Abstract classes vs interfaces, casting from void*
John Colvin
john.loughran.colvin at gmail.com
Sun Aug 11 16:05:20 UTC 2019
On Sunday, 11 August 2019 at 15:16:03 UTC, Alex wrote:
> On Sunday, 11 August 2019 at 13:09:43 UTC, John Colvin wrote:
>>> Ok. What would go wrong (in D) if I just replaced every
>>> interface with an abstract class?
>>
>> I think there's some confusion here, because B.foo is not
>> abstract. abstract on a class is not inherited by its methods.

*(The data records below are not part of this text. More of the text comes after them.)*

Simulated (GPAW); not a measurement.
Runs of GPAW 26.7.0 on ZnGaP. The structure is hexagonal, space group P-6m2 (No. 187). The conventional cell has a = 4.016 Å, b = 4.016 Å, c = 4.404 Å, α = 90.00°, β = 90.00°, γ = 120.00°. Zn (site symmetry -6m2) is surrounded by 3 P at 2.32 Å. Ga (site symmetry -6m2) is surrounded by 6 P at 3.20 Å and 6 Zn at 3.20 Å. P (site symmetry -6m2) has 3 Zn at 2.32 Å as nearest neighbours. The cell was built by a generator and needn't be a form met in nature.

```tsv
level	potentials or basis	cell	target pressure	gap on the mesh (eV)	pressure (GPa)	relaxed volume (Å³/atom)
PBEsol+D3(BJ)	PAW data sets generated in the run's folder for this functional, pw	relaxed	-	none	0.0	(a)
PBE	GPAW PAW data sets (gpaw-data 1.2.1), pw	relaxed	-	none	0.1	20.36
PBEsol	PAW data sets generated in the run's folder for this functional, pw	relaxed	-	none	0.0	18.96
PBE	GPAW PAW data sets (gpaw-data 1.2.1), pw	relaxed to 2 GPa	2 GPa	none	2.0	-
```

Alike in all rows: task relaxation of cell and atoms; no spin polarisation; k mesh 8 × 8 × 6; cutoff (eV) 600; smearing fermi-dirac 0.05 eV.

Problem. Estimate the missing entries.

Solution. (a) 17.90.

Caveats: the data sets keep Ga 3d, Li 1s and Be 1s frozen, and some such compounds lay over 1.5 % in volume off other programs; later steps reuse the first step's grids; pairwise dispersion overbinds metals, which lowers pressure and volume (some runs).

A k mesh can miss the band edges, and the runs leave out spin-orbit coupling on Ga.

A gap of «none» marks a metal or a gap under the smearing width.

>> https://dlang.org/spec/attribute.html#abstract
>
> Now, I'm confused, as you asked about abstract classes. So,
> yes, you can define the abstractness of classes differently.
> And what is your point?
I'm trying to narrow down exactly what patterns work with each
and how they overlap.
What I was trying to get at with the abstract method thing is that
abstract class C
{
void foo();
}
is an abstract class with a non-abstract method, whose
implementation is going to come from somewhere else (not a common
pattern in D).
class C
{
abstract void foo();
}
is an abstract class with an abstract method foo, which means you
have to override it in a inheriting class to get a non-abstract
class.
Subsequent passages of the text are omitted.